Stephen preaches and he tells them at length their deplorable history and then concludes, ‘You stiff-necked people, with uncircumcised hearts and ears! You are just like your fathers: You always resist the Holy Spirit! Was there ever a prophet your fathers did not persecute? They even killed those who predicted the coming of the Righteous One. And now you have betrayed and murdered him’ (Acts 7:51&52). Then what happens? Are they asked to vote? Does the high priest thank him for an interesting message, and then tell the Sanhedrin that there’s a buzzer under their seats and they can all decide whether Stephen’s right or wrong? ‘Of course I’m going to be neutral, but you’re all free to vote one way or the other.’

Is that what happened? And they voted and then went home and had dinner and told their families all about it? That is not the way that service ended. Hear! ‘They were furious, and gnashed their teeth at him … and they covered their ears and, yelling at the top of their voices, they all rushed at him, dragged him out of the city and began to stone him’ (Acts 7:54 & 57). The sermon ended with them killing him. They had killed his Lord and now they killed him the servant, and Stephen or any preacher of the gospel would not want it any other way. What preacher wants people who hate his Saviour to say pleasant things about him? And these men were the inner circle of the most religious people in the world. And they had brought him there on trial. They had put him in the dock and they thought that they were the jury and were gong to pass verdict on him, and make up their minds how bad he was. Stephen disillusioned them of that pretty quick. He was not on trial. They were, because they had betrayed and murdered Jehovah Jesus and all that lay before them was an open-ended encounter with his Father.

Stephen wasn’t asking for a decision or a verdict. He was asking for submission and repentance. That sermon was so powerful that it cut them to the heart. Stephen wasn’t a performer, a sword juggler, he was taking the sword of the Spirit and he was thrusting it into their hearts, and he wouldn’t stop until they were convicted of sin and righteousness and judgment to come.

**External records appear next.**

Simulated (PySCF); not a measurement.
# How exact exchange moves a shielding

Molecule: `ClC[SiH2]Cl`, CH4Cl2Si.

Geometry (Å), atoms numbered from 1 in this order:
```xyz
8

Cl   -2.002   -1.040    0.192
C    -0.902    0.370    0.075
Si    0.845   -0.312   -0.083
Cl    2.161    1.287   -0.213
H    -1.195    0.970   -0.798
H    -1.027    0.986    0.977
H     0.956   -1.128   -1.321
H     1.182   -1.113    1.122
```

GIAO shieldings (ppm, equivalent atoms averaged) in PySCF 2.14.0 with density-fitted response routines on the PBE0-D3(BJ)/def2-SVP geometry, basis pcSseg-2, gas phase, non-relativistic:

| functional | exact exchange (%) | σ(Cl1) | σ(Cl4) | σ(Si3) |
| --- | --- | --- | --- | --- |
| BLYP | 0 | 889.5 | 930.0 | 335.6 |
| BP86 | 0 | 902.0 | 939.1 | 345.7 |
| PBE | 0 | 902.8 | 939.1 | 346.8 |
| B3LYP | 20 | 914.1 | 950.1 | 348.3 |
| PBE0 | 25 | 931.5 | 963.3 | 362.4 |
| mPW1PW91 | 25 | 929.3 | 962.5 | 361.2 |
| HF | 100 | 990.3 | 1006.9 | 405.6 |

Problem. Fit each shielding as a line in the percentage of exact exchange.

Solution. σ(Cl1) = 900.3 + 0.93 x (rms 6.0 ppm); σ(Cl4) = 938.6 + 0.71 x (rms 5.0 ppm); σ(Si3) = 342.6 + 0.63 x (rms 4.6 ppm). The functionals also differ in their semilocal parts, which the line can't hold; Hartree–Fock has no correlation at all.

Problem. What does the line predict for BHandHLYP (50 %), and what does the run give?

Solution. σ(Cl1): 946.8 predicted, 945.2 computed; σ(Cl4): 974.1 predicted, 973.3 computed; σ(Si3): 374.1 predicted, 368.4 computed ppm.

God has given to us the Bible, this miraculous book, and it is at the heart of the church, and he has given us men with the message of the book to declare it, but we are not seeing people being cut down by its power, and few are entering the Kingdom of God. I am saying that one of the reasons for this is that what happened in the Jerusalem Sanhedrin in not happening in too many churches today. Stephen discriminated in his preaching. In other words, he showed the difference between Christians and non-Christians. It was not simply that he had marvellous redemptive historical insights, and theologically was straight down the line, but he proclaimed the implications of the death of Christ for that very congregation – ‘you have betrayed and murdered him.’ He gave them an encounter with the Holy One of Israel He cut them to their hearts, and at least one of those who heard him began to kick against the sword. Saul of Tarsus felt the power of the truth and the sword of the word penetrating him, but he was just kicking and kicking against it. And we have to be like Stephen and get around to saying to people, ‘And what about you? What is Jesus to you? Are you seeking or are you a finder?’ Men and women are not coming to Christ because they have no need of Christ. They feel no guilt and so they have no desire for a Saviour. They don’t know what the hymnist is writing about when he says, ‘Vile and full of sin I am,’ or when he says, ‘Foul, I to the fountain fly, wash me Saviour or I die.’ We have to take the sword of the Spirit and thrust it into their hearts and prick their pride and deflate them.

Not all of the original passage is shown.